Owner credits community involvement

Dave Repass is a jolly guy, and he has every reason to be.

The 52-year-old is the owner of the Lewes Meineke Car Care Center, which was recently named the top franchise in the nation for the sixth year in a row.

Repass and his family have lived in Lewes for 13 years, after moving from Montgomery County, Md., where he grew up. His parents, who live in Lewes now, had a vacation home in Bethany Beach in his childhood.

“One weekend we were headed to Bethany and ended up going in a different direction because of traffic and stumbled upon downtown Lewes. We fell in love,” Repass said.

He quit his job as a sales representative and he and his wife of 25 years, Jody, and their three children moved to the beach. With the help of his parents, Lee and Donna Repass, he opened the Meineke.

It was Repass’ father, who worked in aeronautical engineering, who taught him automotive skills.

“My dad was a hot rod hobbyist his whole life, and I guess I followed in his footsteps,” Repass said. “He kept me and my brother off the streets by keeping us in the garage. We were always trying to modify cars and make them go faster.”

When looking into a car care franchise, Repass explored all the options, but chose Meineke because of their ongoing support and training.

“It was the best fit for me,” he said. “I had never been the boss of anybody or run a business or anything like that, so at the time I felt I needed the support. So far it’s turned out fantastic.”

The Lewes Meineke opened in July 2011. Business boomed, thanks to a perfect storm of population growth, location and demand. Repass said his relationship with the community got him off to a good start.

“All our friends in the community, from Pop Warner football to the Cape Henlopen Soccer Club, right off the bat they supported us incredibly,” he said.

He also credits good business practices.

“We’re never going to try and sell anybody anything they don’t need,” he said. “I don’t want to walk through the grocery store and have somebody come up to me with that. It’s never going to happen. The industry as a whole has a horrible reputation for sticking it to the customer, and I never want anyone to feel like that’s happened to them here.”

The Lewes Meineke opened with eight employees and six car lifts. Now, it boasts 18 employees and 14 lifts.

Community involvement

Last year, Repass and the Lewes Meineke donated more than $140,000 to the community, to organizations like Autism Delaware, the Lightship Overfalls, the Harry Kay Foundation, Meals on Wheels and Pathways to Success. On Veteran’s Day, he offers free oil changes to veterans.
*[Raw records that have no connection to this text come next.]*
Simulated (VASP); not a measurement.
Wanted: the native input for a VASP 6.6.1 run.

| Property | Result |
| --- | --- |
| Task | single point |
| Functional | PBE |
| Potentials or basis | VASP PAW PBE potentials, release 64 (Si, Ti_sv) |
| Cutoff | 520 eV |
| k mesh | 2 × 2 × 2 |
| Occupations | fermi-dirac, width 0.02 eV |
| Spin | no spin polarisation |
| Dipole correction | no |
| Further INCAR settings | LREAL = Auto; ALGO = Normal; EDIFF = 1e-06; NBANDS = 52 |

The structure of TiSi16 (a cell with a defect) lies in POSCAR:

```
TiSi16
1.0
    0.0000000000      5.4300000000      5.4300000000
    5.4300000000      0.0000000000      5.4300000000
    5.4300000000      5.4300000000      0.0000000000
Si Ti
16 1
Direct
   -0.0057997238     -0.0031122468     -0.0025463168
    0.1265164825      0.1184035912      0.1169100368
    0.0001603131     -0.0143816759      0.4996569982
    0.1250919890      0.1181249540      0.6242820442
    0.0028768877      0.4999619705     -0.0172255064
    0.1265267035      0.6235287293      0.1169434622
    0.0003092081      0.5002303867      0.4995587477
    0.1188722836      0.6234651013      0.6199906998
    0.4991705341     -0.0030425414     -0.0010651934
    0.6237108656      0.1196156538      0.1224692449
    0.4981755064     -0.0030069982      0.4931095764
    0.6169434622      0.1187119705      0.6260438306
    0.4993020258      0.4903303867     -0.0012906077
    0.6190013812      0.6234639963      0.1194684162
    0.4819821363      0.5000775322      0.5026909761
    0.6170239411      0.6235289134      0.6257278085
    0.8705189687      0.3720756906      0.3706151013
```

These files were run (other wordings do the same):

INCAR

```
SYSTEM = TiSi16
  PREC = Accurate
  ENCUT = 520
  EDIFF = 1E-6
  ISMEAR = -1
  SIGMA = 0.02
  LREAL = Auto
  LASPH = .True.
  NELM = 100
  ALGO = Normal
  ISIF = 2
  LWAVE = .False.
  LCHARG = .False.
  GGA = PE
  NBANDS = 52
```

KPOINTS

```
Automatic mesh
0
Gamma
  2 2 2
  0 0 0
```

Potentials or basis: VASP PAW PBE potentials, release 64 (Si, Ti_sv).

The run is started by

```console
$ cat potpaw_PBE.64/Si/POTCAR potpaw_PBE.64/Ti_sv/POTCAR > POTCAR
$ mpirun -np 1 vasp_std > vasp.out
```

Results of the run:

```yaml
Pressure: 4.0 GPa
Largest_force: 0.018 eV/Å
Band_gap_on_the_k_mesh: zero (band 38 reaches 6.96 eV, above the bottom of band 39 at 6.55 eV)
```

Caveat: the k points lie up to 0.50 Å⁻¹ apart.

“We want to help everybody,” he said. “Whether it’s a gift card they can raffle off or just a check, we want to help everywhere we can.”

It’s more than just handing out money, though. Repass and his wife are out in the community virtually every night of the week.

“It’s getting to know the kids and the parents, going to practices and rooting on the little Johnnys and Billys,” he said. “It’s going to Pathways for Success and making sure those kids know how to tie a tie, delivering for Meals on Wheels.”

Repass also volunteers for the United Services Organization at Dover Air Force Base, where he is on the council of USO Delaware and has been named an Honorary Commander of the 512th Airlift Wing.

“It was just another check the first time I heard about the USO, but I started asking questions and now it’s absolutely changed my life,” he said.

As a councilmember, Repass assists in supporting the families of fallen soldiers who come to the Dover AFB to retrieve their loved ones’ remains. As an honorary commander, he works to bring awareness to the program.

“We just had four [deceased] Marines come in,” he said. “And they had children. It was cold day so you have to make sure they have coats on the flight line. If there’s an infant you make sure there are diapers. If there’s a 12-year-old you make sure he has video games so things are as normal as possible before he has to face the worst day of his life.”

Repass had three best friends growing up. All went into the military, and he has been trying to give back ever since.

“I try to bring money in to the USO, and when fallen officers come in I’m out on the flight line,” he said. “It has been a wonderful learning experience for me. [This] week I’m going to get to fly on a C17 to Kansas and do some maneuvers. What knucklehead that runs a Meineke gets to do that?”

Leukemia and Lymphoma Society

Recently, Repass was nominated for the Leukemia and Lymphoma Society’s inaugural Southern Delaware Man of the Year competition. At the end of the 10-week campaign, May 11, the man and woman who have raised the most money are named Man and Woman of the Year.

“My grandmother died of lymphoma and my uncle just got a bone marrow transplant because he has leukemia. Everybody knows somebody who’s touched by it,” Repass said. “So I’m going to do what I can to win.”

Through May 11, the Lewes Meineke will donate $2 from every full-service oil change to the LLS. If you’d like to donate directly, visit http://www.mwoy.org/south-de.

Continued success

With so much success comes a question: What lies ahead?

“There may be big news in the near future regarding more Meinekes in the area,” he hinted.